It further points out that while projects worth nearly ₹97,000 crore have been sanctioned through KIIFB, the actual amount disbursed or invested in projects stands at only ₹38,621 crore.
The white paper also highlights concerns previously raised by the Comptroller and Auditor General (CAG). In 2022, the CAG warned that allowing KIIFB to operate outside the state's budget framework could push Kerala into a debt trap.
For years, KIIFB borrowings were kept outside Kerala's fiscal deficit calculations. Following the CAG's observations, the Union government began deducting KIIFB's annual expenditure from Kerala's open market borrowing limits, effectively bringing KIIFB-linked liabilities into the state's fiscal calculations.

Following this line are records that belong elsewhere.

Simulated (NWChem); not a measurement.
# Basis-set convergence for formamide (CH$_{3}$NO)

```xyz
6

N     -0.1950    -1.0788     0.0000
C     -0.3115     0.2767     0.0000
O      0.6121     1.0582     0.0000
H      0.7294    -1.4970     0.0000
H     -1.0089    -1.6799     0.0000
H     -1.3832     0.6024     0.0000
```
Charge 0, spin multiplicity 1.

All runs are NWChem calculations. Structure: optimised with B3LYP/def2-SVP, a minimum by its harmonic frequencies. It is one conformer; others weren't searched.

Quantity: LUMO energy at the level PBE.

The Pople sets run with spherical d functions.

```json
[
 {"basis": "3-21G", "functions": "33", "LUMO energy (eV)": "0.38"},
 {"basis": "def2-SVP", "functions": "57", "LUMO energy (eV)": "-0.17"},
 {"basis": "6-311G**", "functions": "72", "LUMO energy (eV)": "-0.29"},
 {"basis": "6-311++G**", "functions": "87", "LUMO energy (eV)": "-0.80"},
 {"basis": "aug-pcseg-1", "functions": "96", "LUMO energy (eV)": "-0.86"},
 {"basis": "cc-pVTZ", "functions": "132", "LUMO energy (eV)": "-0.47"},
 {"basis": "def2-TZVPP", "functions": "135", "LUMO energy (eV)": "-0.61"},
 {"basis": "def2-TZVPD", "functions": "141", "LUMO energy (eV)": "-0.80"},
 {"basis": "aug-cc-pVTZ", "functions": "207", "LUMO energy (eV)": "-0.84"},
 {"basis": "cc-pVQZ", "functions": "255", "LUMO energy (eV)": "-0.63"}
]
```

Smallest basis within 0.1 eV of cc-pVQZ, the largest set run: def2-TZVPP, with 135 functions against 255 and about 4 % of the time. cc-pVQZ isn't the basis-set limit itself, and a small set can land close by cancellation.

Since KIIFB was originally conceived as an off-budget financing mechanism, the white paper argues that this change has eroded the institution's core advantage. It is in this context that the report concludes that KIIFB's fundamental premise has been undermined.
KIIFB CEO’s powers
The white paper is also critical of the extensive powers granted to the KIIFB Chief Executive Officer. A 2017 government order had conferred the powers of ex-officio Secretary, Finance (Infrastructure) Department, on the KIIFB CEO. The report argues that such an arrangement was inconsistent with the state's Rules of Business.
"This is not good financial management as officers outside the governmental system must not be empowered to issue spending orders on behalf of the Government. This is a structural irregularity that was corrected only in 2025," the white paper states.
What next
The white paper recommends that the state stop diverting revenues into KIIFB's escrow accounts and instead use budgetary borrowings to meet the institution's liabilities. It also proposes that KIIFB should no longer be permitted to borrow independently from external sources. Instead, the Finance Department should raise funds at lower interest rates and channel them to KIIFB.
The report further states that the KIIFB Act, 2016, should be amended, arguing that the institution's continued operation under its current legal framework has become untenable.
At the same time, the white paper acknowledges that KIIFB has developed valuable expertise in market borrowing, project appraisal, technical inspections, climate-resilient infrastructure and integrated IT systems. It recommends that these institutional capacities be absorbed into government departments rather than dismantled.
The report also calls for a forensic audit of KIIFB's accounts, including an examination of Masala Bond issuance costs, consultancy payments routed through the Chief Managing Director, and instances where borrowed funds were redeposited with banks.
As an interim measure, KIIFB should prepare a comprehensive statement of its obligations, including principal repayments, interest liabilities, project funding commitments and project completion schedules, to provide the government and legislature with a transparent picture of the state's commitments, it adds.